Previous schemes for sorting on general-purpose parallel machines have had to choose between poor load balancing and irregular communication or multiple rounds of all-to-all personalized communication. This code provides a sample sort which uses only two rounds of regular all-to-all personalized communication in a scheme that yields very good load balancing with virtually no overhead. Moreover, unlike previous variations, our algorithm efficiently handles the presence of duplicate values without the overhead of tagging each element with a unique identifier. This algorithm was implemented in Split-C and run on a variety of platforms, including the Thinking Machines CM-5, the IBM SP-2, and the Cray Research T3D. This implementation of our new algorithm seems to outperform all similar algorithms known to the authors on these platforms, and its performance is invariant over the set of input distributions unlike previous efficient algorithms. Our results also compare favorably with those reported for the simpler ranking problem posed by the NAS Integer Sorting (IS) Benchmark.

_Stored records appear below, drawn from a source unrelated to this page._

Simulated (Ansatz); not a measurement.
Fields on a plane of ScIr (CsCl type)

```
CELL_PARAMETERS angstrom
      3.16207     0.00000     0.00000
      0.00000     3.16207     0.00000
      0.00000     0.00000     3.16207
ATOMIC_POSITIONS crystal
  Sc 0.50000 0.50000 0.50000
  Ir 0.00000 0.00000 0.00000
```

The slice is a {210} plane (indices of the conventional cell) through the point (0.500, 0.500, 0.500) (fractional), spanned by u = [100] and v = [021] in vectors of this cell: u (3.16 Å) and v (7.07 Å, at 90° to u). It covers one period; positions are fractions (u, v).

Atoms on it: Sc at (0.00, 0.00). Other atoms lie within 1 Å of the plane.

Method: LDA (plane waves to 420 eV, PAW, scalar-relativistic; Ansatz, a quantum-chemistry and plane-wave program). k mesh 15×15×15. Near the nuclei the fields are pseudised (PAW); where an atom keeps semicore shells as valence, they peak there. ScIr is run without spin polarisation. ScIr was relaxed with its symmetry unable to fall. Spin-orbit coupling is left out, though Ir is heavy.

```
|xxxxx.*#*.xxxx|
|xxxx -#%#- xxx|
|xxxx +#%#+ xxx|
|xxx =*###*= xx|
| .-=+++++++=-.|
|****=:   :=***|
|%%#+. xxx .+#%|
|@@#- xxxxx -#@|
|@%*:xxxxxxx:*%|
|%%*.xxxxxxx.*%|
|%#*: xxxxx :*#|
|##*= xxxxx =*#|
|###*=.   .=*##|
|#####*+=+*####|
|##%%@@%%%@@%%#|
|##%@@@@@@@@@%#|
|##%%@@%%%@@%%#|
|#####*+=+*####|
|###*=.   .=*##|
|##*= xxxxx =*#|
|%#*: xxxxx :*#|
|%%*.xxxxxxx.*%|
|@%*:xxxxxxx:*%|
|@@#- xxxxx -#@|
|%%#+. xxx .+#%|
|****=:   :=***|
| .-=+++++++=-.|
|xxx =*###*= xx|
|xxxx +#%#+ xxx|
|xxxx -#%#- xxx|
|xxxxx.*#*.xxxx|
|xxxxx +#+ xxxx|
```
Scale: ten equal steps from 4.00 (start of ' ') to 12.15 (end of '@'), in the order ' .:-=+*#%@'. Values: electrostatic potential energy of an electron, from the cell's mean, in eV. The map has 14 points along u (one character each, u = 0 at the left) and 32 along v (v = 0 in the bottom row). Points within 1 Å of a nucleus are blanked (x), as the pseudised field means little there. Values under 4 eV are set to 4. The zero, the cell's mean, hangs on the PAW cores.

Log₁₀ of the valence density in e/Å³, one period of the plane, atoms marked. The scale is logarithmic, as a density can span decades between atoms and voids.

The code also provides a new deterministic parallel sorting algorithm based on the regular sampling approach. The performance compares closely to that of our random sample sort algorithm, which seems to outperform all similar algorithms known to the authors on these platforms. Together, their performance is nearly invariant over the set of input distributions, unlike previous efficient algorithms. However, unlike our randomized sorting algorithm, the performance and memory requirements of our regular sorting algorithm can be deterministically guaranteed.
References:
D. R. Helman, D. A. Bader, and J. Já Já . "A Randomized Parallel Sorting Algorithm With an Experimental Study," Journal of Parallel and Distributed Computing, 52(1):1-23, 1998.
D.R. Helman, J. Já Já , D.A. Bader. "A New Deterministic Parallel Sorting Algorithm With an Experimental Evaluation," ACM Journal of Experimental Algorithmics, 3(4):1-24, 1998.